A unit of Singapore's Temasek Holdings closed its second private credit fund at $1.3 billion, more than doubling the $500 million raised for its debut vehicle in 2021. The close marks one of the largest Asia-focused direct lending pools committed in the past twelve months, a period in which U.S. and European private credit fundraising slowed by 22 percent year-over-year.
The fund targets corporate borrowers across Southeast Asia, India, and Australia, focusing on $50 million to $250 million unitranche deals in sectors where syndicated loan markets have pulled back—industrial logistics, healthcare infrastructure, and select technology verticals. Fund one deployed $480 million across fourteen credits between Q3 2021 and Q2 2023, with a weighted average yield of 10.2 percent at origination. The second fund carries a similar mandate but extends ticket size ceiling to $350 million for anchor deals.

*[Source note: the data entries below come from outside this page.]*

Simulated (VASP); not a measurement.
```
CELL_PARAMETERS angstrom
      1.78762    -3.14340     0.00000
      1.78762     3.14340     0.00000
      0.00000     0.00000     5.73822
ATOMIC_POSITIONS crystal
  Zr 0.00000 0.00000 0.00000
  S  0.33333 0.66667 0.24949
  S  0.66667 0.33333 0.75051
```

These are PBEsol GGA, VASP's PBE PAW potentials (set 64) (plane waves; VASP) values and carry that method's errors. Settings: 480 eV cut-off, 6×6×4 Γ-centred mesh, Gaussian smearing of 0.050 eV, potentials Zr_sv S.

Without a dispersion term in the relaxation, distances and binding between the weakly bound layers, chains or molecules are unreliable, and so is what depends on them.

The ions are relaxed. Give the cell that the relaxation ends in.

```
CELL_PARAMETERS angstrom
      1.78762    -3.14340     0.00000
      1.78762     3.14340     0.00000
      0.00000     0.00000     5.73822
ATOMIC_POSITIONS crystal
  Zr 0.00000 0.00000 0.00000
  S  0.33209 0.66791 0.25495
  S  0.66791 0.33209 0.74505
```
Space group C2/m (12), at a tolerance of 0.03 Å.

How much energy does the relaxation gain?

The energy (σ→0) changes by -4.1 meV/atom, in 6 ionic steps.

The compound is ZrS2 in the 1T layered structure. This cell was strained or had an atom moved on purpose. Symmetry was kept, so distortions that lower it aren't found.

The raise comes as Asian borrowers face a $140 billion refinancing wall through 2025, much of it in sectors where traditional bank capacity has contracted under Basel III capital constraints. Temasek's vehicle competes directly with Apollo's $2.1 billion Asia credit fund, Ares' regional vehicle, and a handful of locally domiciled platforms in Japan and Korea. What separates this close from peers is the LP base: 68 percent of capital came from Asian family offices and sovereign wealth pools, a reversal from fund one, which drew 55 percent from North American endowments and public pensions.
The shift reflects a structural realignment in how Asian institutional capital allocates to alternatives. Traditionally, these LPs invested in Western-managed funds that deployed back into Asia. Now, Singapore-domiciled platforms managed by regionally embedded teams are keeping that capital at home, extracting both the GP and LP economics. This is not a trend—it is a completed migration. Temasek's credit unit now sits alongside GIC's private debt arm and a growing cohort of platforms that manage $80 billion in Asian direct lending AUM, up from $22 billion in 2018.
Operators should track two follow-on events. First, whether this fund closes a marquee infrastructure credit in India by mid-2025, a signal that the platform can compete for the largest tickets in the region. Second, how quickly fund two deploys its first $400 million—if that happens inside nine months, expect a third vehicle above $2 billion by early 2026. The private credit product cycle in Asia is compressing to match U.S. timelines, and Temasek's fundraising velocity suggests the platform is no longer in discovery phase.
The close also clarifies where the next $50 billion in Asian private credit capital will originate: not from reallocation out of public credit, but from family offices and sovereigns building direct lending sleeves for the first time. Fund two's LP roster includes fourteen first-time private credit allocators, nine of them based in Singapore, Hong Kong, and Seoul.
The takeaway
Temasek's **$1.3 billion** close signals Asian LPs are building home-region private credit sleeves, not just allocating to Western managers.